As Figure 1 shows, the sampling process simply generates replicas of the original signal everywhere along the frequency axis. The separation between the replicas (also known as aliases) is the same as the sampling frequency.

From Figure 1 it is fairly easy to see that if the sampling frequency is not large enough, replicas will start overlapping. As the sampling frequency increases the replicas start moving away from each other. At the points of overlap the information will be corrupted. This must be avoided in sampling.

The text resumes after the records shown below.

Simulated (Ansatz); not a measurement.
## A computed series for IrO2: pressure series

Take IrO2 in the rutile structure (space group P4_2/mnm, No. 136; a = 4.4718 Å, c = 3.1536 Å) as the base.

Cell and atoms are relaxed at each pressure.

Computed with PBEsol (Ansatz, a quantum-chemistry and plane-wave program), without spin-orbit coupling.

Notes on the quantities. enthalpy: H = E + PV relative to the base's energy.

The rule is, keep the sampling frequency at least 2X the maximum bandwidth of the signal you want to sample (or limit the bandwidth by pre-filtering). In practice, of course, this sampling frequency may be 4X or 8X or even higher. In fact, in Delta-Sigma or over-sampled systems it may be as high as 256X ( which confers some benefits on the design sometimes).

Making it Practical
The question is, what does all this mean in practical terms? In order to get an intuitive understanding of decimation lets assume that a data signal is being transmitted down a cable. This data is generated by sampling an analog signal, and following the sampler with an A/D converter and a buffer as shown in Figure 2.

Note, that the sampler is simply a switch controlled by the sampling clock. A pre-filter has been inserted between the input and the sampler to limit the bandwidth of the input and to get rid of accompanying noise which can cause problems with the sampled signal.

The digital signal (numbers) is then transmitted down the physical link. The buffer simply overcomes the attenuation of the physical media. Note that in the simplest case the digital signal is being sent at the sampling rate. If the receiver can operate at the same sampling rate (or higher), then all that has to be done is to read the received digital signal into the receiver and extract the original signal simply by low pass filtering the signal.

However, if the receiver operates at a much slower rate, say 3X slower, then it can only read one out of 3 samples of the signal. Can this signal still be received properly?

One way to solve this problem is to first use a digital-to-analog converter (DAC), convert to an analog signal, and then re-sample the reconstructed analog signal at a slower rate (3X slower). This means we need more power, more circuitry, less reliability etc.

Another way is to simply use digital re-sampling, in this case using decimation. Here's an example to illustrate the impact of re-sampling.

In this example, let's fundamentally assume a 3X decimation. In other words only one out of 3 samples are chosen and the rest are discarded. Therefore there are actually two signals that have to be considered. One is the old signal running at the old sampling rate, and the other is the new signal running at the new sampling rate. Let these variables be: x(n), x_d(n), T and T_old. Therefore, let:

3T_old = T

where the factor 3 is the decimation factor, typically labeled "M".

We know from the description of the sampling process given above, what old signal looks like in the frequency domain. The question is what does the new signal look like in the same domain. (Note: It is actually easier to work in the frequency domain than the time domain in this case). To see this we have to go through some mathematical manipulations first and then describe the effects pictorially and see what must be done to decimate at 3X.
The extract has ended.